9/10
A Classic Movie that Deserves the Position
15 September 2013
Warning: Spoilers
This is one of the most famous movies ever made. Based on a book the movie was first made in 1931 and later remade in 1941 with Humphrey Bogart playing the detective Sam Spade. Most critics, including Bill Collins, directs us to focus on the characters in the movie because it is the characterization that makes this such a great movie. I agree to a point, but I think the whole issue of the Maltese Falcon makes this such a dark movie.

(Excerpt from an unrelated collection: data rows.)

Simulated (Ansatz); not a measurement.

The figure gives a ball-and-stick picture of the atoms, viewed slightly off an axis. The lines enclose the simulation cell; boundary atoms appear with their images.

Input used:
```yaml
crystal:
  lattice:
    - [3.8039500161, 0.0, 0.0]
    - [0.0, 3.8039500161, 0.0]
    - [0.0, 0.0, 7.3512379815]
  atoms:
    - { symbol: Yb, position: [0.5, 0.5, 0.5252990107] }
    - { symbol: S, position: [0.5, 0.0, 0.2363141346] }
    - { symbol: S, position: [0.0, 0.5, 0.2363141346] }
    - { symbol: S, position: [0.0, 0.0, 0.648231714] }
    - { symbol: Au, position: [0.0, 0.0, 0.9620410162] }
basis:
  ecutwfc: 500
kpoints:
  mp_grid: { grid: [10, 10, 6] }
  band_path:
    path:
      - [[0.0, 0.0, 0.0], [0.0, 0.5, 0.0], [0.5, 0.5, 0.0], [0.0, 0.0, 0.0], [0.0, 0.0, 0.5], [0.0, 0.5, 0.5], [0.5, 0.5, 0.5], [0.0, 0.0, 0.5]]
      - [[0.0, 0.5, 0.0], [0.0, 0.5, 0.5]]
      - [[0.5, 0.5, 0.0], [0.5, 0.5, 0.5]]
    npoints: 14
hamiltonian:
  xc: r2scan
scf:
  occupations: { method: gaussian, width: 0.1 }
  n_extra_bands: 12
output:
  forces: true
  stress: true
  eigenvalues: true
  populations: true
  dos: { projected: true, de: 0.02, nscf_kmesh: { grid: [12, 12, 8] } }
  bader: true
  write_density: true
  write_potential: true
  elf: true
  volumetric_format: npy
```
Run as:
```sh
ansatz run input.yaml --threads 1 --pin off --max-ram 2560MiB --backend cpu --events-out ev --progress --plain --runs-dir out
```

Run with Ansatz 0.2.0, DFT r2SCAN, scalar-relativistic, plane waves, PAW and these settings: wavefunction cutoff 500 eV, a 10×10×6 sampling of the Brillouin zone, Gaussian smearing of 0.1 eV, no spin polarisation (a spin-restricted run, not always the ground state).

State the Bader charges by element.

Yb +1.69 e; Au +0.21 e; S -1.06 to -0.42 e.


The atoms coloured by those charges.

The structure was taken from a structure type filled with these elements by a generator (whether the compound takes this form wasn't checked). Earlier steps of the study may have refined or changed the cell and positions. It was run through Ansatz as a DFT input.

The book upon which this movie is based is considered to be a change in direction with the way detective stories are made. Edgar Allen Poe was the creator of the detective story and it was developed by Sir Arthur Conan Doyle, but their detectives were intelligent, honourable men. Sam Spade could be seen as one of the first "Down and Out detectives." The author of The Maltese Falcons describes private detectives as police officers who do not like to work with people but rather go it alone. These characters are more crooked and ruthless than police officers. It is no wonder that the police in The Maltese Falcon are somewhat cold towards Sam Spade. Spade works with fellow Detective Miles Archer and the movie opens with a young lady, O'Shannahey, hiring Spade and Archer to trail some guy who has stolen her sister from her. Suddenly Archer is shot and the movie starts into motion.

The Maltese Falcon was a statuette that was stolen by pirates as it was being delivered to the King of Spain and it has supposedly surfaced in San-Fransisco. The movie is not a search for the falcon but rather people all wanting a piece of it. The fat man, who is the villain of the movie, wants the falcon and pays Spade a lot of money to get it. He doesn't want to part with his money and has his gunsel Wilma to dispose of Captain Jacobi and get the falcon.

The harsh parts of the characters are revealed with the Fat Man willing to sell out Wilma, whom he claims to consider a son, to get the Falcon off of Sam Spade. And then there is O'Shannahey, a beautiful young lady who grabs Spade's heart, yet we know that Spade does not truly love this woman as we learn that he is having an affair with Archer's wife. O'Shannahey is not what we expect. At first she comes as an innocent woman who is looking for her sister but we find a web of lies and deceit surrounding her and the more we get entangled in the lies the more sinister O'Shannahey becomes.

Spade is not a hero either, rather he is an anti-hero. He his selfish and cold, ready to betray his partner for a woman, and ready to betray his lover for his reputation. He slaps around Wilma and Cairo, treating them like little children. Spade is an arrogant, self-centered person and would rather look after himself than others.

I think the ending of the Maltese Falcon is brilliant. I am one who looks more at the ending of a movie than the content because it is the ending that we are left with when we leave. The ending of the Maltese Falcon is not happy, nor is it sad. Rather we are just left knowing that life will go on.